The manager has overhauled his £2.2bn Jupiter Strategic Bond fund, which is able to invest across the fixed income spectrum from government bonds to investment grade and high yield, putting it on a more defensive footing.

Citing the deteriorating global geopolitical backdrop, most prominently in the Middle East, China/Hong Kong, as well as Russia and Ukraine, Mr Bezalel said he was “very much in capital-preservation mode”.

In addition, he pointed out that not only had there been a collapse in commodity prices, most notably in copper, but there was a “big whiff of deflation now hanging over markets”.

The fact the end of supportive monetary policy, known as quantitative easing, is edging ever closer – particularly in the US – is also a concern.

“This all makes me very uncomfortable to be invested in corporate credit,” he said.

“It feels like we are heading into quite a volatile environment and credit across the board does not feel very good right now.”

Mr Bezalel was recently hailed by group chief executive Maarten Slendebroek as being at the vanguard of its efforts to expand across Europe, with his Dynamic Bond fund selling well internationally.

The manager is one of a new breed of future stars for the firm, which has seen the departure of several big names, including Tony Nutt and Philip Gibbs in recent years.

In order to adopt a defensive stance on his UK-based Strategic Bond fund, he has been buying bonds with increasingly higher credit ratings, including government bonds.

“We have been upping the credit quality and buying, for example, medium- and long-dated, high-quality sovereigns in Australia – it is the only long-dated government bond we own,” he said.

But while he has taken the axe to the riskier section of the fund’s assets, such as shortening high-yield duration, Mr Bezalel has simultaneously been adding an overlay of protection.

He has done this by reducing his contingent convertible exposure and purchasing some put-options on the high-yield side.

“We have been boosting our dollar exposure as another way of protecting the fund, and in terms of credit quality we have shifted up to BBB, to investment grade to help us sleep better at night,” he said.
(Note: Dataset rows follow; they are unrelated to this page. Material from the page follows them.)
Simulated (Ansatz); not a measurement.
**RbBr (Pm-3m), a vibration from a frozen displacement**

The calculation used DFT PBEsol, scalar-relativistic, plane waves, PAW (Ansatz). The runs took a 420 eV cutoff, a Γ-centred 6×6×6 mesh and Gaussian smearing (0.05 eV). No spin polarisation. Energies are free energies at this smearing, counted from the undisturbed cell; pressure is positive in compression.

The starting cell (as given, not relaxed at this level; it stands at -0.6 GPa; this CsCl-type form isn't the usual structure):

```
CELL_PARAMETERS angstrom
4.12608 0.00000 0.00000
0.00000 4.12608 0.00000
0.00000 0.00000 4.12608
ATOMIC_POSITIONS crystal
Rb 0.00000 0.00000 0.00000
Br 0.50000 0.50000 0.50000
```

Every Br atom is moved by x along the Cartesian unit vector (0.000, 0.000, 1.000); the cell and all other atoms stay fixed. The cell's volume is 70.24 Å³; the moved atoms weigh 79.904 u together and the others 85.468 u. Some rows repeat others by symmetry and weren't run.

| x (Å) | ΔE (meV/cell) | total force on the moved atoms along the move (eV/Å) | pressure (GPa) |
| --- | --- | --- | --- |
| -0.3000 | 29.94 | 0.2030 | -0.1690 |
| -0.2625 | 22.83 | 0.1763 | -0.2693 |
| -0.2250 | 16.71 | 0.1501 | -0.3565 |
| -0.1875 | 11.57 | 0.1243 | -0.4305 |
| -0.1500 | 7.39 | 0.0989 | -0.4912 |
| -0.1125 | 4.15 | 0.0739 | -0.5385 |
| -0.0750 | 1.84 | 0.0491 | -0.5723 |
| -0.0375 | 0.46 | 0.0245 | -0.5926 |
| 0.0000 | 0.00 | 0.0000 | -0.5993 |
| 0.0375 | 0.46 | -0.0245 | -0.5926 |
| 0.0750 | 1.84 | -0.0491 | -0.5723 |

But the average duration of the fund’s assets – a measure of its sensitivity to rises in interest rates – has “aggressively moved up”, shifting from about 1.75 years to 4.5 years in the past month alone.

Mr Bezalel has moved to invest in bonds with a longer lifespan because he thinks rate rises are unlikely in the immediate future.

“In the US, we will see the Federal Reserve going from hawkish to more dovish,” he said.

“I do not see a rate rise in the next year in the US. Right now, with deflationary forces taking hold, it is in no hurry to raise rates.

“In addition, wage growth is not coming through, and in regards to the jobs being created, these are poor quality. They do not pay – and are unlikely to get people spending much more.”

Mr Bezalel, who has managed the fund since its launch in June 2008, has since achieved a significant total return of 84 per cent versus an IMA Sterling Strategic Bond sector average of 45 per cent for the period.

In the past 12 months, he has matched the peer group mean performance of 6 per cent.

Cautious air growing among bond managers

Ariel Bezalel’s move to be more cautious is an about turn for him.

Just last year, he told Investment Adviser how he was seeking out esoteric, high-yielding areas of the market, including backing three loan-recovery companies.

Mr Bezalel also had pub company financing and oil rig financing company bonds, as well as paper issued by gold miners – all of which featured in his top 10 holdings at the end of February last year.

However, the manager seems to be more focused on protecting the portfolio than shooting the lights out.

This comes as more managers have been treading with slightly more trepidation when it comes to fixed income.

Invesco Perpetual bond veteran Paul Causer said earlier this year his Global Distribution fund – which invests in bonds and equities – would have a “toppy” weighting to equities, given what he then saw as relative value “as good as I have ever seen it”, particularly in stocks that paid a dividend.

Also, in July this year, a survey of reserve managers responsible for running more than 50 per cent of the world’s central banks’ assets found that many are gearing up to offload longer-term debt to protect themselves from losses when the Federal Reserve’s quantitative easing strategy comes to a close later this year.

The research, carried out by HSBC and Central Banking Publications, suggested central banks had already started to switch over into other riskier assets, including equities.